⚠︎ Submit RFIs early. Unanswered questions can stall work and lead to costly change orders later.
a. Open the project and go to the RFIs section in the side panel. Click Create Task.
b. Enter the RFI subject and question. Set the Due Date and Priority (High, Medium, or Low).
c. Select the Schedule Impact and Cost Impact (Yes, No, or Maybe). These fields are critical for triaging RFIs and identifying which ones may drive change orders.
d. Attach supporting documents or photos if needed. Click Add RFI. The RFI is created in Draft status.
e. Use the Email tab on the RFI to send it to the responsible party (general contractor, architect, or engineer). Update the status to Sent after sending.
⚠︎ RFIs and Change Orders only appear on a project if the Project Type's settings have them enabled. If the tabs are missing, check Settings > Operations > Project Types.
a. Open the project and go to the Submittals section in the side panel. Click Create Task.
b. Enter the submittal title and description. Select the submittal type — such as product data, shop drawings, or samples.
c. Upload the required documents or files. Set a due date for approval.
d. Click Save. The submittal is created in Draft status. Track the status as it progresses through Submitted, Response Received, and Closed.

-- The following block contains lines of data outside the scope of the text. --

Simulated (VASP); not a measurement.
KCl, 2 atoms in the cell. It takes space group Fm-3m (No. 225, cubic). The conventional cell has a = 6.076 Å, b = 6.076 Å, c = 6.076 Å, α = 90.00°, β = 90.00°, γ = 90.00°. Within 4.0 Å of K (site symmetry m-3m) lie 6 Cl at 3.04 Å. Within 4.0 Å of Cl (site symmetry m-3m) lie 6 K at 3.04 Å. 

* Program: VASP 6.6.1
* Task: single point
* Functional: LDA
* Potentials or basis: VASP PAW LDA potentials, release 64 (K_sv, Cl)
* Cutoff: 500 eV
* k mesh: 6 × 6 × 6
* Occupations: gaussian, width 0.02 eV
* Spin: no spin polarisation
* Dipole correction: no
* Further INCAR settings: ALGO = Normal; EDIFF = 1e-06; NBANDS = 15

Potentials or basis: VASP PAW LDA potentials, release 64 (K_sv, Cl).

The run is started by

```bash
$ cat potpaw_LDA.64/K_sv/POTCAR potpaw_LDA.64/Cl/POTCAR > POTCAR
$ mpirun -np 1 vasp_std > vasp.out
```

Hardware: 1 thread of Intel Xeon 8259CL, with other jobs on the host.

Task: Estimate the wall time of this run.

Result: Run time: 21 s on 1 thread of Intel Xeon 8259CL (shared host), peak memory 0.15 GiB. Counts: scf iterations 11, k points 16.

e. Use the Email tab to send the submittal to external stakeholders (e.g., GC or engineer). Use the Chat tab for internal collaboration between project and purchasing teams.
⚠︎ Enforce a policy where Purchase Orders for major equipment are only issued after the associated Submittal is marked as having a response received or closed. Ordering before submittal approval risks purchasing the wrong unit.
a. When a foreman encounters a discrepancy on site (e.g., pipe blocking ductwork), open the project in the ServiceTitan Field Mobile App and go to the RFIs section.
b. Tap Add. Enter the subject, question, due date, priority, and schedule/cost impact. Attach photos documenting the issue.
c. Tap Save. The RFI is sent to the office for review immediately.
⚠︎ Always create change order requests before starting additional work. Unapproved scope changes put your revenue at risk. Work performed before the CO is approved is "At-Risk Work" — labor booked to a pending CO cost code is flagged in the Job Costing report.
a. Open the project and go to the Change Orders section in the side panel. Click Create Task.
b. Enter the subject, description, and scope of work. Set the due date and priority.
c. Click Add COR. The Change Order Request is created in Draft status and does not affect the project budget until approved.
a. Open the RFI whose response confirms a scope change. Click More > Create Change Order.
b. The system creates a linked COR with the RFI reference preserved. This provides a clear audit trail showing why the scope change was requested and what information drove the decision.
c. Complete the COR details (scope, costs, priority) and save. The linked RFI is visible on the COR record.
a. Open the COR in Draft status. Review all details for accuracy.
b. Use the Email tab to send the COR to the customer or general contractor. Add any message or notes.
c. The recipient receives an email with the COR details and can respond. Update the status to Sent, then Responded, then Approved or Rejected as the workflow progresses.
d. Once approved, the change order automatically updates the Total Budget and Contract Value to reflect the new scope.
a. Open the project and go to the Change Orders section. Click the Budget Changes tab to see all project estimates marked as change orders.
b. Review the breakdown of each approved change order and its impact on the total project value — original contract amount, approved change orders, and revised contract total.
c. Compare the revised budget against actual costs and invoiced amounts to track project profitability in real time.
a. Open the project and go to the Documents section. Click Upload File to add project files — contracts, plans, specifications, permits, or any other project documentation.
b. Organize files into folders for easy retrieval. All uploaded documents are accessible to authorized team members from the project record.
c. Use the Documents section as the single source of truth for project paperwork, eliminating the need for external file shares or email attachments.
a. Confirm the change order has been Approved and the associated project invoice has been posted. Draft or pending CORs do not affect financials.
b. Go to Accounting > Batch/Export Transactions and check for export errors. Common issues include mismatched GL account mappings or connectivity timeouts.
c. Verify the change order estimate has costs populated in the pricebook. Without cost data, the CO updates the Contract Value but not the Estimated Project Cost.
d. If the error persists, check your accounting integration status at Settings > Integrations > Accounting.